A couple of years ago, I went looking for an RSS reader. For those not familiar with the concept, an RSS reader is a piece of software that maintains a list of blogs, pulls their RSS feeds, and displays a list of articles in them. And, if the blog maintainer puts the full text of his articles in the feed, it lets you read them. A decent RSS reader also remembers which articles you’ve read, and either marks them accordingly or only shows you the new ones. For subscribing to blogs that are only occasionally updated (like this one), an RSS reader is almost a necessity: it does the boring work of repeatedly checking for new articles when there seldom are any.

My criteria were:

  1. Good integration with the web browser. I don’t want to flip back and forth between two different programs, one to read the RSS feed, and another to read the things on the web that it points to. I also want hyperlinks in the RSS feed to have the usual color indicators of whether or not that I’ve already read them, which probably won’t work if the RSS reader is a separate program, unless someone makes extraordinary effort at browser integration. Thus the RSS readers I’d tried previously were Firefox extensions. But I didn’t particularly like any of them, because I wanted:

  2. Something better than the usual three-panel view (one panel for a list of blogs, another for a list of articles in a blog, and a third for the article itself). For one thing, that layout requires a lot of clicking: you typically have to click on each blog, then on each article. I can go through blogs faster than that just using the normal browser features: middle-click on each blog in a list to open it in a new tab, then hit Control-W to close each tab when I’m done with it. Also, the three-panel layout wastes a lot of screen real estate: I’m going to spend 99% of my time reading the articles, yet those appear in only one of the three panels. That’s annoying even on a desktop-sized screen, let alone tablets or phones.

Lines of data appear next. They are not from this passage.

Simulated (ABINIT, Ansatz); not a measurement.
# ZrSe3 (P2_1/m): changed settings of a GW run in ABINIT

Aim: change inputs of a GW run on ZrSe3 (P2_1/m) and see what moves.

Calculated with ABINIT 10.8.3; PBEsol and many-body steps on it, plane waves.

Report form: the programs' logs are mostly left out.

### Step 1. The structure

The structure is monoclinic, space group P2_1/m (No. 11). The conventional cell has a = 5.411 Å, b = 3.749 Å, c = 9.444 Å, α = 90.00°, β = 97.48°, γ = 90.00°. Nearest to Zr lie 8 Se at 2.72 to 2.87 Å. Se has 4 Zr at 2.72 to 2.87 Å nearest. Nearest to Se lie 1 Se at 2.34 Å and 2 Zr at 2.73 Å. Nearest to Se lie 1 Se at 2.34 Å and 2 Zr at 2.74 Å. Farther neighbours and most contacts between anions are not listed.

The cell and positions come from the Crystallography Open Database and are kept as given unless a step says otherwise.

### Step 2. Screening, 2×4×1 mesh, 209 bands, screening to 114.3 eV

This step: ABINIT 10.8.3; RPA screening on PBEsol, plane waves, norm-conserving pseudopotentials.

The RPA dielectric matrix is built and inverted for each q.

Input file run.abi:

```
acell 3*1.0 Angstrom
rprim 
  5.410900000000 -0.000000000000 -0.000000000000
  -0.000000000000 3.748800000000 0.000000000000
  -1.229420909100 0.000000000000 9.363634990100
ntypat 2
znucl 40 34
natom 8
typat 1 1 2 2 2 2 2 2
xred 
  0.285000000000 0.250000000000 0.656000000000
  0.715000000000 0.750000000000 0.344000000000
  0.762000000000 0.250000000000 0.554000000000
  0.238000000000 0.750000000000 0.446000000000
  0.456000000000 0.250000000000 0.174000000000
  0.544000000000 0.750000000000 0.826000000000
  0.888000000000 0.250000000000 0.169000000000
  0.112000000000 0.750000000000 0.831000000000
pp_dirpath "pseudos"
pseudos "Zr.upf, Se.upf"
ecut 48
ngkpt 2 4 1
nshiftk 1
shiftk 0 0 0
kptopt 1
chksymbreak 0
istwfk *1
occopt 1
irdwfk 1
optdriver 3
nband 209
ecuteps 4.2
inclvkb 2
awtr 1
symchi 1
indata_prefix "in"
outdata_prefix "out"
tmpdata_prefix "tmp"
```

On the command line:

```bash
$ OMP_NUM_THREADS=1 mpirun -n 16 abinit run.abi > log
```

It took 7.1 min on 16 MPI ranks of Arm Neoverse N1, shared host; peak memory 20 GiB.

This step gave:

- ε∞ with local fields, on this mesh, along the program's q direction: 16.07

  3. No web-based services. I prefer to be in control.

What I fairly quickly landed on was mtve’s program RSSaggressor. This is a Perl script that takes a list of blogs (a plaintext file, one URL per line, containing the URL of an RSS or Atom feed), checks each, and spits out a long HTML file containing everything new in every blog. The user then views that HTML file in a web browser. This way, instead of all the mouse clicking one does with a three-panel reader, reading the updates is just a matter of scrolling. (Well, except if the blog chooses not to put the full text in the RSS feed; then it’s back to the ‘middle-click to open each article in a new tab’ procedure.) This way there are no browser integration issues, aside from running the program in the first place and then opening its output HTML file in the browser. The original author runs the program as a cron job; I run it whenever I feel like checking what people have to say.

I’ve also made several changes, the notable ones of which are:

1. It displays the author of each article, which is useful for multiple-author blogs.

2. It allows you to specify a condition which has to be met for each article to be added to the output HTML file. To use this, after each URL in the list you add a condition, which is distinguished from the URLs by being indented. For instance, to subscribe to the Volokh Conspiracy weblog, but only to posts by Orin Kerr or Eugene Volokh, not the twenty or so other “co-conspirators”, you can write:

http://volokh.com/feed/
        $author eq "Eugene Volokh" or
        $author eq "Orin Kerr"

The syntax for the condition is Perl syntax; the code uses Perl’s eval() function to evaluate it. The accessible variables are $author, $title, $link (a hyperlink to the web version of the post), and $text (its full text, if you’re lucky). And since the condition can be arbitrary Perl code, you can also do other things with it, including changing any or all of those variables. For instance, Twitter hashad an RSS API, until they decided that offering RSS wasn’t predatory enough, but in it they didn’t publish hyperlinks as hyperlinks, just as plain text. To enable such hyperlinks (or at least nine tenths of them), you can write, for instance (fill in the blank with the screen name of the person to follow):

http://api.twitter.com/1/statuses/user_timeline.rss?screen_name=___
        $text =~ s((https?://[a-zA-Z0-9_/.+]*[a-zA-Z0-9]))
		   (<a href="$1">$1</a>)g ; 1

(If those last two lines look like gobbledygook, welcome to the world of regular expressions.)

This version of RSSaggressor, like the original, can be found on Github. If all my modifications seem to date from the last few days, that’s because I was using an older version of the program previously, and ported my changes to this newer version.

One odd thing about RSSaggressor is that it remembers whether you’ve read articles by storing their MD5 checksum. Thus if the author goes back and edits the article, you get to see it again in its entirety. This has good aspects (you get to see updates to articles you’ve already read) and bad ones (you get to see the whole article again just because the author corrected a typo). I’d prefer to see some sort of diff between the old and new articles, but haven’t found a good diff library that operates on HTML and plays well with Perl. (Suggestions are welcome; patches or pull requests are even more welcome.)

This program hasn’t been packaged up for the casual user who doesn’t know to pull programs from github or install Perl modules (or, on some systems, install Perl itself). Those are not complicated things to do, but instructions would vary depending on the system. (As regards Perl modules, this version of the program might not need any extra ones: the ones it uses are pretty basic, and might already be there.)